Language, culture, and de-centering of global mobility: Translating Chinese tourists abroad
21/03/2019 (Thursday) 13:00-14:00 E21B-G002
The significant presence of Chinese tourists in Europe, North America, Hong Kong and other destinations in recent years has given rise to widespread reporting of the alleged problems caused by Chinese tourists in various destinations. Expert advice on how to deal with Chinese tourists is available, for example, from the European Travel Commission and commercial organizations like the China Outbound Tourism Research Institute (COTRI). This need to ‘translate’ Chinese tourists in print, broadcast, online media and trade literature signals a major shift in the traditional patterns and directionality in global tourism. Affluent, western societies that were tourism consumers are now increasingly becoming tourism providers. Following the tenets of Critical Intercultural Communication (e.g. Halaulani and Nakayama, 2010; Piller, 2011), this paper addresses the question of positioning Chinese tourists as the cultural ‘Other’, especially in the context of de- and re-centering of global nodes of wealth and power. My final argument draws on Lawrence Venuti’s distinction between two modes of literary translation: ‘domestication’ and ‘foreignization’. I suggest that English-language ,‘mainstream’ media, for example in Hong Kong and the UK, tend to domesticate Chinese tourist. In contrast, other discourses, such as art projects, appear to favour foreignization, a point that I illustrate with excerpts from Ai Weiwei’s art documentary Fairytale (2007).

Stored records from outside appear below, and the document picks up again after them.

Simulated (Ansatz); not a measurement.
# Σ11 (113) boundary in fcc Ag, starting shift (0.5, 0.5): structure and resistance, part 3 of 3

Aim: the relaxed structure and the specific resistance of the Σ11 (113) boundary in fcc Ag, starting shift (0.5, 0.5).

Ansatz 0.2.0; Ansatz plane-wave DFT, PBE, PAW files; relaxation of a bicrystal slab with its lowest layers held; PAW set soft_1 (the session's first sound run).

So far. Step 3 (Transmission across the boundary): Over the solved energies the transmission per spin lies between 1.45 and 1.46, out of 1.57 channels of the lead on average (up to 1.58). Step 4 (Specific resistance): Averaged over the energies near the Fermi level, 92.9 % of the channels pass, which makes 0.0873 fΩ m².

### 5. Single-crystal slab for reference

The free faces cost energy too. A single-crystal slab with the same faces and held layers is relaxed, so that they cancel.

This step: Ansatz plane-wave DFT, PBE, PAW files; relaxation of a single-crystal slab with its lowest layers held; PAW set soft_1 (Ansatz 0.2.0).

Adam Jaworski is Chair Professor of Sociolinguistics in the School of English, University of Hong Kong. He worked previously at Poznań University, Birkbeck (University of London), and Cardiff University. His research interests include discursive and multimodal approaches to tourism, mobility and globalization; display of languages in space; media discourse; nonverbal communication; and text-based art. His most recent book is The Elite Discourse (Routledge, 2018, with Crispin Thurlow). He is member of the editorial board of the following journals: Discourse, Context & Media, Discourse & Society, Journal of Language and Politics, Journal of Sociolinguistics, Language in Society, Linguistic Landscape, The Mouth, Multilingua, and Visual Communication, among others. With Brook Bolander, he co-edits the Oxford University Press book series, Oxford Studies in Sociolinguistics.